A friend recently gave me a book, Made in America, that tells the story of 200 products, inventions and brands that give a definitive snapshot of American manufacturing. The list of things the author thought were noteworthy contained everything from the practical: barbed wire, Cellophane (yes the plastic), Kleenex (bless them), the Wonderbra (bless them too ... hey ... all I am saying is they proved to be very popular among both men and women), and maglite flashlights (my father can't sleep soundly without at least four in his nightstand). Me? I just use my cell phone in the dark. There is the edible: Cream of Wheat Cereal, k-rations, Kentucky Fried Chicken and Kool-Aid. The lethal: the M-16 semiautomatic rifle and Marlboro Cigarettes. The English-language-honorific-for-men category: "Mr. Coffee" Coffee Maker and Mr. Potato Head (special thanks to Wikipedia for providing the "Mr." Synonym). Among the others on the list are the Daisy Red Ryder BB Gun, Formica, the Kazoo, Post-it notes, Q-tips, Barbie dolls, Scrabble, Scotch tape, and the Sawzall (Do an internet search on that last one if you don't know it. Trust me. It's worth it).
I know what you're thinking -- I thought you were better then that America. In all fairness, the book does include Eames Chairs, the Nike Air Jordan, Hobie Surfboards, Burton Snowboards, the Apple iPod, Levi jeans, and Google (although not too popular in China these days, an icon none-the-less).
America's roots as an industrial superpower are well established. The question now is what we will produce going forward? It's often said that America simply cannot compete with cheap labor pools in Asia and there are many people who believe that isn't such a bad thing. They ask -- why should we even aspire to compete? Do we really want to make plastic G.I Joe figures and fake dog poo? Personally, I think those who frame the issue in this light are missing the point. The United States lack of manufacturing libido is more an issue of "Won't" and not one of "Can't." How we produce is just as important as what we produce.

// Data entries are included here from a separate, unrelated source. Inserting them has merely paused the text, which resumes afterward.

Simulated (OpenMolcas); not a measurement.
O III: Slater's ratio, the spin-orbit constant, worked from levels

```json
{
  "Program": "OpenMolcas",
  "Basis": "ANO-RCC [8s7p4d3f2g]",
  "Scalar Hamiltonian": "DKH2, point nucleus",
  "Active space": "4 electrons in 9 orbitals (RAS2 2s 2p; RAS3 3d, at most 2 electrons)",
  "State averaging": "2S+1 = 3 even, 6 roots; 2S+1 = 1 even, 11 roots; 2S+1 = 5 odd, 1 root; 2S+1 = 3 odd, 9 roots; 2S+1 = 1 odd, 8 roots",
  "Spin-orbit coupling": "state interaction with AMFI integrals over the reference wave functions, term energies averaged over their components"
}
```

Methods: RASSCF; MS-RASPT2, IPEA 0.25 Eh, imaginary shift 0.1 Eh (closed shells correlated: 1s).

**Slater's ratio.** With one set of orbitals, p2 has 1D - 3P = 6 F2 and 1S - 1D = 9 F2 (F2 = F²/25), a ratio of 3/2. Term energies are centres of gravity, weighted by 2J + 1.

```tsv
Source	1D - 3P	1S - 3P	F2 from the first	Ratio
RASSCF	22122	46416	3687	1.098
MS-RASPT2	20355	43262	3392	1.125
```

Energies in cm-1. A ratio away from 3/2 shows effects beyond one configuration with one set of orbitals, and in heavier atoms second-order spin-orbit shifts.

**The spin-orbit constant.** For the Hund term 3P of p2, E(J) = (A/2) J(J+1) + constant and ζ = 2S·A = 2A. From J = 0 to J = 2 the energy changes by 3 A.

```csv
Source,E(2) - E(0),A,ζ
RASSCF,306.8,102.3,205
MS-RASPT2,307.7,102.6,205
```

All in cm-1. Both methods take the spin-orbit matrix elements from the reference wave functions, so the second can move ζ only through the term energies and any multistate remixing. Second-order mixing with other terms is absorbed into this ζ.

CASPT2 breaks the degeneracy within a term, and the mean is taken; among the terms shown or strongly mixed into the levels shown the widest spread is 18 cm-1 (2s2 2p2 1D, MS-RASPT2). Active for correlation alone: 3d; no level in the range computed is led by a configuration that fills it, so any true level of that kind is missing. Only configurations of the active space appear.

America does make some pretty wicked denim and ripped t-shirts and I have no doubt that Europe, along with David Hasselhoff, is grateful that we cut them such a sweet syndication deal for Baywatch. Weak dollar and all, the world still greets many American brands with apathy. So while our cruise missiles hit their targets far more often than the competition, outside of our arms and technology exports (which may or may not threaten our national security) there is a stunning lack of products the world holds in high esteem. Germany is known for their cars, Italy is synonymous with Fashion and the French are famous for their wine and condescension. When it comes to manufacturing, many European countries have built a national brand mystique that transcends the reality of the global supply chain -- Mercedes makes great cars in Alabama after all. "Made in the U.S.A." is a polarizing topic that yields vastly different points of view depending on what cable channel you happen to be watching or what state a politician is from. Our capabilities have never been in doubt. Rather it is the path we have chosen to take that raises questions.
Work has taken me to factories all over the world -- everywhere from denim plants in Kentucky to quaint European workshops (the kind where artisans practice the trade handed down by their Grandfathers) and on up to the sprawling industrial complexes in mainland China that represent the other end of the spectrum. By and large the one truth I have learned is this: factories are not sexy. Sure, Italy is a beautiful country -- just not inside a leather tannery.
But there was one place I saw that was breathtaking in its precision, the beauty of its setting, and most importantly, what it symbolized. The country was Switzerland and I went there to visit the Breguet watch factory and interview Nicolas Hayek, the chairman and co-founder of the Swatch group. Set among pristine lakes and mountains (Watch making has the benefit of having a much lower carbon footprint than a coal mine) the technical mastery displayed in the factory was astounding. Yet what stood out to me was the age of the workers -- they were either over fifty or in their twenties and no-one was in between. There was a missing generation of Watchmakers. The reason was that the Swiss watch industry almost disappeared during the 1980's in the face of withering competition from Japanese manufacturers (as work slowed many Swiss opted to make chocolate or go to work at one of their legendarily discreet banks). Hayek reorganized and rallied the financially broken brands and factories while refocusing on specific areas of the industry. With the launch of SWATCH, he successfully competed with inexpensive Japanese watch brands. The mechanically based Swatches allowed the Swiss factories that produced parts to stay afloat and when luxury mechanical watches began to boom later in the decade, the Swiss brands were able to utilize their existing parts suppliers for production. Today they enjoy a virtual monopoly over producing the world's most expensive mechanical watches.
Lets think about that for a moment -- Switzerland -- among the most expensive labor forces in the world, competed with what was at the time the lowest cost producer's in the world and they beat them into the ground. The question I pose is this: If they could do it, why can't we?